16. In particular, the U.S. position in debt securities is weaker than in other investment classes, and is deteriorating(Figure 9). Both the net equity and FDI position, which is slightly positive, and the net loan position, which is slightly negative, are near the average for industrial countries (see Figure 7). However, the net debt securities position has fallen to 25 percent of the outstanding market from 13 percent in 1990. This is significantly larger than the industrial country average of 11 percent. The decline appears to have been driven mainly by an influx of foreign investors into U.S. debt securities, as the position would have been broadly stable if the degree of home bias had remained at 1990 levels (Figure 10).36

Figure 9.
Figure 9.

United States, International Asset and Liabilities Positions, 1990–2003

(In percent of diversifiable assets)

Citation: IMF Staff Country Reports 2005, 258; 10.5089/9781451839647.002.A004

Source: Fund staff calculations.
Figure 10.
Figure 10.

United States, Net International Positions, 1990–2003

(In percent of GDP)

Citation: IMF Staff Country Reports 2005, 258; 10.5089/9781451839647.002.A004

Sources: Bureau of Economic Analysis; and Fund staff calculations.

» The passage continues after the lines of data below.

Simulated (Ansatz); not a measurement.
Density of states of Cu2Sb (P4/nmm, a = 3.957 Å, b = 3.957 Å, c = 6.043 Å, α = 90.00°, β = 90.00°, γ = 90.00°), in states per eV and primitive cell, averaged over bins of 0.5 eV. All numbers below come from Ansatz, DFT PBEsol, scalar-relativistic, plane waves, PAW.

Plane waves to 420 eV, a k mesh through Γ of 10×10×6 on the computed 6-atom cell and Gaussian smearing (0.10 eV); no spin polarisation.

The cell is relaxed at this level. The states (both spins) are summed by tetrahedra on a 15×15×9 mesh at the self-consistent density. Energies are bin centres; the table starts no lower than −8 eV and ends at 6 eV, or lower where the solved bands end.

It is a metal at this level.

17. The U.S. dollar’s reserve currency status accounts for some of the negative U.S. debt securities position, but the recent deterioration has mainly been in non-reserve items. At end-2003, Treasuries held as international reserves accounted for over 20 percent of all Treasuries held by the public, and 8 percent of agency bonds were also held as reserves (up from 11 percent and 1 percent, respectively, in 1990). Excluding reserves, the U.S. had a net debt securities position of -6 percent of the outstanding market in 1990 and -16 percent in 2003. Debt securities excluding reserves thus accounted for 10 percentage points of the 12 point deterioration in the net debt securities position over the period, while reserves only accounted for 2 percentage points.

D. Conclusions

18. The U.S. has experienced the same trends toward financial deepening and internationalization of portfolios as other industrial countries. U.S. markets remain less internationalized than other countries, even adjusting for the U.S.’s large share of the global market. The difference can be explained by the United States’ greater variety of economic activities—it is not as necessary for U.S. investors to diversify their portfolios by investing abroad as it would be for investors in a country with a smaller assortment of economic activity.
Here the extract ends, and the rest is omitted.